Trump Yanks Ex-CIA Chief’s Clearance, Hitting Vocal Critic

WASHINGTON — President Trump abruptly revoked the security clearance of ex-CIA Director John Brennan on Wednesday, an unprecedented act of retribution against a vocally critical former top U.S. official.


Trump also threatened to yank the clearances of a handful of individuals, including former top intelligence and law enforcement officials, as well as a current member of the Justice Department. All are critics of the president or are people whom Trump appears to believe are against him.


Trump in a statement denounced Brennan’s criticism and spoke anxiously of “the risks posed by his erratic conduct and behavior.” The president described his own action as fulfilling his “constitutional responsibility to protect the nation’s classified information.”


However, Democratic members of Congress said it smacked of an “enemies list” among fellow Americans and the behavior of leaders in “dictatorships, not democracies.” Brennan, in a phone interview with MSNBC, called the move an “abuse of power by Mr. Trump.”


“I do believe that Mr. Trump decided to take this action, as he’s done with others, to try to intimidate and suppress any criticism of him or his administration,” he said, adding that he would not be deterred from speaking out.


Trump’s action, critics and nonpartisan experts said, marked an unprecedented politicization of the federal government’s security clearance process. It also was a clear escalation in Trump’s battle with members of the U.S. intelligence community as the investigation into Russia election meddling and possible collusion and obstruction of justice continues.


And it came in the middle of the president’s latest controversy — accusations of racism by former adviser Omarosa Manigault Newman and his bitter reaction to them. Trump’s statement, distributed to reporters, was dated July 26, 2018, suggesting it could have been held and then released when needed to change a damaging subject. The White House later released a new version without the date.


Trump, his statement read by his press secretary, accused Brennan of having “leveraged his status as a former high-ranking official with access to highly sensitive information to make a series of unfounded and outrageous allegations, wild outbursts on the internet and television about this administration.”


“Mr. Brennan’s lying and recent conduct characterized by increasingly frenzied commentary is wholly inconsistent with access to the nations’ most closely held secrets,” Trump said.

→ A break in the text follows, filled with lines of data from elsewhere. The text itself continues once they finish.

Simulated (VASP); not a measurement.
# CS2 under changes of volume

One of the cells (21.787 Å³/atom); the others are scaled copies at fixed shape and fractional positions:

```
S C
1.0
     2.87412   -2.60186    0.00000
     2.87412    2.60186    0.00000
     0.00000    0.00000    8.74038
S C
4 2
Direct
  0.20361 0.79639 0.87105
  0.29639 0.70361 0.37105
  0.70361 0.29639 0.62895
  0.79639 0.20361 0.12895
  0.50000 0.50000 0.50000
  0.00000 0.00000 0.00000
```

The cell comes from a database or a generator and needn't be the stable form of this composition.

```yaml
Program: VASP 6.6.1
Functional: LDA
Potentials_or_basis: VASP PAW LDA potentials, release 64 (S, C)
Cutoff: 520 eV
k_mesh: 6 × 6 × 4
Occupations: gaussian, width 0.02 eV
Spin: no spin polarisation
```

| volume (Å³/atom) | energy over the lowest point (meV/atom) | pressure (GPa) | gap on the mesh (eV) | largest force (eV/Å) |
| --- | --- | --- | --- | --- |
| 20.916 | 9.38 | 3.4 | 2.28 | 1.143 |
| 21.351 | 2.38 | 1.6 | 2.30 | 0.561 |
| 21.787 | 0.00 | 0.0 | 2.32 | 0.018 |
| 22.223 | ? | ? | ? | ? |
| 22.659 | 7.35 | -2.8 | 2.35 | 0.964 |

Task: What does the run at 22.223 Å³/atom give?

Brennan has indeed been deeply critical of Trump’s conduct, calling his performance at a press conference last month with Russian President Vladimir Putin in Finland “nothing short of treasonous.”


Brennan continued that criticism on Wednesday. “I’ve seen this type of behavior and actions on the part of foreign tyrants and despots and autocrats for many, many years during my CIA and national security career. I never, ever thought that I would see it here in the United States,” he said.


Brennan said he had not heard from the CIA or the Office of the Director of National Intelligence that his security clearance was being revoked, but learned it when the White House announced it. There is no requirement that a president has to notify top intelligence officials of his plan to revoke a security clearance. “The president has the ultimate authority to decide who holds a security clearance,” the ODNI said in a statement.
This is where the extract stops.